ST. ANDREWS, Scotland — It’s the prodigy’s burden to forever be judged against the athlete they were in the flush of youth, before accumulated scar tissue and assorted speed bumps dented both undercarriage and confidence. Comparisons to a younger self are particularly unfair for those aging legends inextricably linked to the fields of play on which their reputations were forged. Take Serena Williams. Defeated in her opening match at Wimbledon last month, the step or two she’s lost over time seemed more pronounced on the very same Center Court where she’d won seven titles.
Which brings us to Tiger Woods and St. Andrews. The Old Course is his Elysian Fields, the fabled preserve of gods and heroes in Greek mythology. His performances here — winning in 2000 and 2005 by a combined 13 strokes — did much to burnish the Woods legend. Those were his 4th and 10th major victories. There have been five more since, but his place in the pantheon was cemented with that triumph 17 years ago. Winning twice at golf’s ancestral home secures that.

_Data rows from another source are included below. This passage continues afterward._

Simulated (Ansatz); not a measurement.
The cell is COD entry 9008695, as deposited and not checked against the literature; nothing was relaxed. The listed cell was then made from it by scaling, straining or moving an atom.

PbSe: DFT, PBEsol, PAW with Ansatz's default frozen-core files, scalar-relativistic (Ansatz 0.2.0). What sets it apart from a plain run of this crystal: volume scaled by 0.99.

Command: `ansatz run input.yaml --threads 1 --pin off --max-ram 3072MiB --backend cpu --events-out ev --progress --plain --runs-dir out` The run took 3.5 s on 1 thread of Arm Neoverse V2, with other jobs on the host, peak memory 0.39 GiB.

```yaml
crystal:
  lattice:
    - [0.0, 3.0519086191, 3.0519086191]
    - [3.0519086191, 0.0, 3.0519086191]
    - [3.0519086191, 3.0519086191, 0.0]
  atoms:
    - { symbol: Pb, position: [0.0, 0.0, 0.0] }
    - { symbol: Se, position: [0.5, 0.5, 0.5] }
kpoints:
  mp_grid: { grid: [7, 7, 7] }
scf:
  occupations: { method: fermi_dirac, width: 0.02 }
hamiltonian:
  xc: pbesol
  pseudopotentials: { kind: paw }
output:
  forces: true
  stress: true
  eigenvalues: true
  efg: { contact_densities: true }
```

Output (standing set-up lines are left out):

That’s a tough standard to sustain, of course, and Woods hasn’t done so. He’s competed in three Opens here since that ’05 win: an undistinguished tie for 23rd in 2010, and missed cuts in ’15 and now ’22. In time, those latter results will be forgotten, just like Jack Nicklaus’s desultory results in five St. Andrews Opens after his second victory, and for the same reason Alfred Hitchcock is remembered for Psycho and The Birds rather than the crummy flicks of his declining years. No one takes pictures of the descent down Everest.
The increasingly unrealistic expectations that accompany Woods most everywhere — a residue of having won most everywhere — have never dampened his ardor for competing at the Old. Repeatedly this week he called it his favorite course, and said it has been since he first played here as an amateur in 1995. The dates of the 150th Open loomed large during his rehabilitation after a near-fatal car crash 17 months ago.
“I was hoping I could play this event,” he said Thursday, after opening with a dismal 78. “Looking at it at the beginning of the year, end of last year, when I was rehabbing, trying to see if I could do it. To hopefully be well enough to play it.”
He was well enough to play, but not enough to play well.
“I made my share of mistakes,” he said Friday, after a 75 left him tied for 149th out of 156. “I just never got anything going.”
His fans will draw comfort from a comment after the first round when he said the physical strain of playing was less than at the other two majors he contested earlier this year. A blunted game or lack of competitive sharpness is something that can be addressed. The physical sphere has less headroom for improvement.
Time, as it relates to his future, was front of mind for Woods after he exited the final green to a standing ovation.
“I don’t know if I’ll be physically able to play another British Open here at St. Andrews,” he said. “I certainly feel that I’ll be able to play more British Opens, but I don’t know if I’ll be around when it comes back here.”
The next unannounced date on the Open Championship rota is 2026, but with Royal Lytham and Muirfield due for a return first, the game’s oldest major might not be back in St. Andrews for six years or more, by which time an already battered Woods would be at least 52 years old. Like everything else in his world — game, body, schedule — there is great uncertainty around Woods’s future in the Open.
“To me, it felt like this might have been my last British Open here at St. Andrews. And the fans, the ovation and the warmth, it was an unbelievable feeling,” he said after an emotional walk up the last fairway. “Just the collective warmth and understanding. They understand what golf’s all about and what it takes to be an Open champion.”
The continuum of golf’s history began in St. Andrews and still arcs back through the town every few years. Reminders of the sport’s most imposing figures are everywhere, if you know where to look. As Woods tapped in on what might be his last-ever hole in an Open at the Old Course, an elderly woman applauded from a second-floor window overlooking the 18th green. Her name is Sheila Walker, and she’s the great-great-granddaughter and last surviving relative of Old Tom Morris, above whose original shop she still lives, keeping watch over the generations who followed her legendary forebear.
With a little luck on either side, they will see each other again in St. Andrews.
“Tha dòchas ann,” as a Scottish Gaelic saying goes. There is hope.